RolnickLab · mihow · Apr 15, 2026 · Apr 15, 2026 · Apr 15, 2026
diff --git a/ami/jobs/management/commands/update_stale_jobs.py b/ami/jobs/management/commands/update_stale_jobs.py
@@ -9,10 +9,10 @@ class Command(BaseCommand):
 
     def add_arguments(self, parser):
         parser.add_argument(
-            "--hours",
+            "--minutes",
             type=int,
-            default=Job.FAILED_CUTOFF_HOURS,
-            help="Number of hours to consider a job stale (default: %(default)s)",
+            default=Job.STALLED_JOBS_MAX_MINUTES,
+            help="Minutes since last update to consider a job stale (default: %(default)s)",
         )
         parser.add_argument(
             "--dry-run",
@@ -21,7 +21,7 @@ def add_arguments(self, parser):
         )
 
     def handle(self, *args, **options):
-        results = check_stale_jobs(hours=options["hours"], dry_run=options["dry_run"])
+        results = check_stale_jobs(minutes=options["minutes"], dry_run=options["dry_run"])
 
         if not results:
             self.stdout.write("No stale jobs found.")

diff --git a/ami/jobs/models.py b/ami/jobs/models.py
@@ -816,8 +816,14 @@ def get_job_type_by_inferred_key(job: "Job") -> type[JobType] | None:
 class Job(BaseModel):
     """A job to be run by the scheduler"""
 
-    # Hide old failed jobs after 3 days
-    FAILED_CUTOFF_HOURS = 24 * 3
+    # UI/API: hide failed jobs older than this from listings (display filter only).
+    FAILED_JOBS_DISPLAY_MAX_HOURS = 24 * 3
+    # Reaper: revoke jobs in :meth:`JobState.running_states` whose ``updated_at``
+    # is older than this. A healthy async_api job bumps ``updated_at`` on every
+    # Redis SREM-driven progress save, so this is effectively "no progress for
+    # N minutes". 10 is conservative; raise if legitimate long-running jobs get
+    # reaped.
+    STALLED_JOBS_MAX_MINUTES = 10
 
     name = models.CharField(max_length=255)
     queue = models.CharField(max_length=255, default="default")

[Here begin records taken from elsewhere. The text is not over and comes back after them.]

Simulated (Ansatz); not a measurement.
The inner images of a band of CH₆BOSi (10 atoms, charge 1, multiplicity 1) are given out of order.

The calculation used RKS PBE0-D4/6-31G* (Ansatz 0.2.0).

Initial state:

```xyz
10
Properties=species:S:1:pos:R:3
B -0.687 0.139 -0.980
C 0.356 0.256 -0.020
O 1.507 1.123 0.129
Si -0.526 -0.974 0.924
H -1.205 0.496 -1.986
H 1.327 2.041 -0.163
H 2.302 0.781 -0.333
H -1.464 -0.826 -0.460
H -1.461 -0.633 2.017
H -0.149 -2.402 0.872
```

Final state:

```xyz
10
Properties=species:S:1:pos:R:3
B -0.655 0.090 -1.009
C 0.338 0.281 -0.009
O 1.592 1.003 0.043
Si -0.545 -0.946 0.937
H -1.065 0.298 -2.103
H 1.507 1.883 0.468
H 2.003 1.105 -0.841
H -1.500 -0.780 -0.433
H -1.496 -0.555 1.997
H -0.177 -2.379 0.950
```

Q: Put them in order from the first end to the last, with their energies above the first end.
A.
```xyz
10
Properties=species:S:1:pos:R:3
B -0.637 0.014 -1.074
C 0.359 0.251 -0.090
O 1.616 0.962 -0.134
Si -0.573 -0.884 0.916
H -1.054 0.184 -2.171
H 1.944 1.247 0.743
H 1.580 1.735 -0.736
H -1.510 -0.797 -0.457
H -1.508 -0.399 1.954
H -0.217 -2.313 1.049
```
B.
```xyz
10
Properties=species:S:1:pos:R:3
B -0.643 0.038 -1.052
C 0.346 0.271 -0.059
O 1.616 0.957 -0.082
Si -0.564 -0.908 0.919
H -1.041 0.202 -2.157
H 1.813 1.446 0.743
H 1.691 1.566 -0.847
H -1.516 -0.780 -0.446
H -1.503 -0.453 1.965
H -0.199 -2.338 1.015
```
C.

@@ -1037,14 +1043,21 @@ def update_progress(self, save=True):
         else:
             for stage in self.progress.stages:
                 if stage.progress > 0 and stage.status == JobState.CREATED:
-                    # Update any stages that have started but are still in the CREATED state
+                    # Promote stages that have started but are still in the CREATED state.
                     stage.status = JobState.STARTED
-                elif stage.status in JobState.final_states() and stage.progress < 1:
-                    # Update any stages that are complete but have a progress less than 1
-                    stage.progress = 1
                 elif stage.progress == 1 and stage.status not in JobState.final_states():
-                    # Update any stages that are complete but are still in the STARTED state
+                    # Promote stages that have measured-100% progress but are still STARTED.
                     stage.status = JobState.SUCCESS
+                # Note: do NOT coerce ``stage.progress = 1`` when status is in a
+                # final state but progress < 1. That branch used to fire when
+                # ``_update_job_progress`` wrote ``status=FAILURE`` at partial
+                # progress (e.g. failed/total temporarily crossed FAILURE_THRESHOLD
+                # early in an async_api job). The save-time coercion silently
+                # bumped progress to 100%, which made ``is_complete()`` return True
+                # and triggered premature ``cleanup_async_job_resources`` while
+                # NATS was still delivering results. Progress is a measurement;
+                # leave it alone. Stuck jobs are reaped by ``check_stale_jobs``
+                # via ``Job.STALLED_JOBS_MAX_MINUTES``.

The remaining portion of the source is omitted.